Wolf said Occupy Wall Street has become a national movement that cannot be ignored. Talking more of her experiences, Wolf said she participated recently in a march that turned violent, though she said that violence was instigated by the New York Police Department.
Like the recent Arab Spring protests, the movement is being propelled by social media; Wolf found out via Facebook, while platforms such as Twitter and Tumblr also keep participants and the general public informed. During general assembly and marches, the energy, anger and excitement are palpable, Wolf said.
Functioning without a permit for a sound system, the thousands have managed to communicate and coordinate using social media and “the people’s mic,” in which a speaker shouts a line and, in waves, the crowd will hear and repeat the phrase so that all can hear.

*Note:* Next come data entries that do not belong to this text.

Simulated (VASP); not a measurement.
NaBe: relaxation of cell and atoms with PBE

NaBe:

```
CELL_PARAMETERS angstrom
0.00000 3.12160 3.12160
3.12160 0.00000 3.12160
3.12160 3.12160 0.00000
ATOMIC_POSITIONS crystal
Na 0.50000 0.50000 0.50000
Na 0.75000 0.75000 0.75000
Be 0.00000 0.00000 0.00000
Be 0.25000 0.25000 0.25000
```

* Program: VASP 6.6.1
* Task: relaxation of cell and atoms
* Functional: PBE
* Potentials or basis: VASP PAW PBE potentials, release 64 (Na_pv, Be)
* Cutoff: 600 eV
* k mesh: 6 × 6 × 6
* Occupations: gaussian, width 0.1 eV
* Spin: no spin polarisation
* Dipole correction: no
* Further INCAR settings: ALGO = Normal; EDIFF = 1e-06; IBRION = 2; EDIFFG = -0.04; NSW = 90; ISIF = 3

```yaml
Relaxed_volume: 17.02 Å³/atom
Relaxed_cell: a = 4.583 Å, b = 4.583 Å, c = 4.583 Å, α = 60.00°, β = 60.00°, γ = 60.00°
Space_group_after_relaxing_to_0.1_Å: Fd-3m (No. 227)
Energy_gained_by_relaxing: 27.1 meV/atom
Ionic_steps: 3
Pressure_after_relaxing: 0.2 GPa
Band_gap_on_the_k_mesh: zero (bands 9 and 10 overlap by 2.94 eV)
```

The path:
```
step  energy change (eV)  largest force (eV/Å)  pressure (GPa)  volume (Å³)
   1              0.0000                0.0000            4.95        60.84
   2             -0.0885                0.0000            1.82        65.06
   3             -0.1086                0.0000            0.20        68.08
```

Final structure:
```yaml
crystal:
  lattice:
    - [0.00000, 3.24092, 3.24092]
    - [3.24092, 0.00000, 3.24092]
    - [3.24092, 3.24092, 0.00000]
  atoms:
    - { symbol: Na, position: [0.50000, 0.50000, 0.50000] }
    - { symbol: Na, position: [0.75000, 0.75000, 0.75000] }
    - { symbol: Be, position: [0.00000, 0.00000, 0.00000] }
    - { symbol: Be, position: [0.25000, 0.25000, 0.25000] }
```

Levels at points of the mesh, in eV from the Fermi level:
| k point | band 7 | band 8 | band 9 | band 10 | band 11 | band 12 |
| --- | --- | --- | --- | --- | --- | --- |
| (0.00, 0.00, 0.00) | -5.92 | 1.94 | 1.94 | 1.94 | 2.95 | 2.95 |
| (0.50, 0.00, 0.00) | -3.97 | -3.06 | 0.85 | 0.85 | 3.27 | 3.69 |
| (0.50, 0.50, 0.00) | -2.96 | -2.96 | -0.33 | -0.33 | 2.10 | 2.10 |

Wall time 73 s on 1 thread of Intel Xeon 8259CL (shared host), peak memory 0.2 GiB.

“We’re watching history unfold,” Wolf said, “This protest is giving hope that something will eventually happen, that someone will listen and we can work together to right the direction of the country.”
She also expresses the old sentiment “seeing is believing” when she describes seeing the amount of people participating.
“If you tell me 14 million Americans are unemployed, I have no context, but when I see thousands of unemployed and angry [people] in one area, it makes that number mean something,” she said.
The Occupy Wall Street movement, which started in New York, has seen similar protests across the country. When asked what she would like to see Alaska take from this movement, Wolf said, “I heard that there is an Occupy Anchorage movement taking place, I’d love to see an Occupy Juneau movement stake a claim in front of the Capitol. Alaska has had it very easy through the economic and unemployment crisis, but I think the other shoe is about to drop. I know that Juneauites are as angry as the rest of the U.S. when it comes to these issues and would support a movement like this. Show the lawmakers that Alaska’s prosperity doesn’t mean that these issues can be slid to the wayside,” she said.